"This is a day to evaluate press freedom around the world, to defend independent media, and to pay tribute to journalists who have lost their lives in the line of duty," said RFE/RL President Jeffrey Gedmin. "On this occasion, RFE/RL is taking stock of the threats we face - from the consolidation of dictatorships and the persistence of insurgencies, to the ongoing assaults against free and independent media by repressive governments."
Journalists at Risk
In the past year, many RFE/RL reporters not only faced threats to their own lives, but to those of their families. In Uzbekistan, state owned television accused RFE/RL journalists of "anti state activities" and broadcast personal information about them, including the names of their children and the schools they attended. Uzbek authorities also sentenced a former RFE/RL correspondent, who helped break the story of the government's brutal 2005 massacre of 700 protestors in Andijon, to ten years in prison.
In Afghanistan, the Taliban kidnapped an RFE/RL reporter and threatened to execute another unless he agreed to quit his job. An Iranian RFE/RL reporter living in exile in Prague was convicted and sentenced to a prison term for "spreading anti state propaganda."
An RFE/RL contributor was detained by authorities in Turkmenistan and severely beaten for refusing to sign a letter agreeing to stop working for RFE/RL. And local police in Azerbaijan incited a mob that attacked two Azeri RFE/RL journalists as they were reporting from a local market in the Nakhichevan province. [RFE/RL Journalists in Trouble home page]
RFE/RL's commitment to uncensored news and information draws the ire of repressive governments which, in some cases, have escalated their campaigns against free media. Last spring, RFE/RL's Belarus Service suffered a cyber attack as it was preparing live coverage of a rally commemorating the 22nd anniversary of the Chernobyl nuclear accident.
In Azerbaijan, RFE/RL has been off the national airwaves for more than four months due to a government ban on foreign broadcasters. RFE/RL's popular radio and television programs in Kyrgyzstan have also lost their national audience and are allowed to broadcast only on small, local affiliates. And RFE/RL's Kazakh-language website was shut down by the government last year for seven weeks.
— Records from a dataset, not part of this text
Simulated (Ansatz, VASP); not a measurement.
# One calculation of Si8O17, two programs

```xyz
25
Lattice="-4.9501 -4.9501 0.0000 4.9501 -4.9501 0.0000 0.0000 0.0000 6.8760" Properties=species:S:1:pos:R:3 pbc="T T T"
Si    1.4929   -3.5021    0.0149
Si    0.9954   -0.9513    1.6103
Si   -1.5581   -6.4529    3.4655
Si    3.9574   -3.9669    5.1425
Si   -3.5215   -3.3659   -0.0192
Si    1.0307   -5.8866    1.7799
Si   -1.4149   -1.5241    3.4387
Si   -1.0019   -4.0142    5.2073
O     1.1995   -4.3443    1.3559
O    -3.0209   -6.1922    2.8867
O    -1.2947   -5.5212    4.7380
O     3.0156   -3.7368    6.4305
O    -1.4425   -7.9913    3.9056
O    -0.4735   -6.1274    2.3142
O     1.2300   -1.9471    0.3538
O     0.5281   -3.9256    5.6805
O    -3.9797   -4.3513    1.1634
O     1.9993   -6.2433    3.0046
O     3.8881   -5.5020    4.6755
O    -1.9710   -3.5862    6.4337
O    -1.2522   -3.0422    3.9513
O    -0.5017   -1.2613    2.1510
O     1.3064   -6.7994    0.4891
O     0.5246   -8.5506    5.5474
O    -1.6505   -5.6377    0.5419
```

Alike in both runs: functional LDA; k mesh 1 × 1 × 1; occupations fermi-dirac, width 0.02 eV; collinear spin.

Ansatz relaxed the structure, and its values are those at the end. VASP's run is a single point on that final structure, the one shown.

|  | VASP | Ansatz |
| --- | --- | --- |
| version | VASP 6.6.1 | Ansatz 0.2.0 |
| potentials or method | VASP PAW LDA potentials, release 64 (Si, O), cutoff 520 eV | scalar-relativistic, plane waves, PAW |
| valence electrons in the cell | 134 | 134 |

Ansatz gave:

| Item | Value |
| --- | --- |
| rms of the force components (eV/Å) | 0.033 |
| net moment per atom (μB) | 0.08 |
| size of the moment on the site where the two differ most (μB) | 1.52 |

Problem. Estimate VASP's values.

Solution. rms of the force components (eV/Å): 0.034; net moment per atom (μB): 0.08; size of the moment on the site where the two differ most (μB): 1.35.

One of the biggest challenges confronting RFE/RL is Russia's increasing suppression of independent media. In the last few years, RFE/RL and other international broadcasters have been the targets of Kremlin-orchestrated intimidation campaigns. Since 2005, more than 20 RFE/RL affiliates have been closed in Russia, the majority due to political pressure. As attacks on Russian journalists go unpunished and uninvestigated, violence and impunity continue.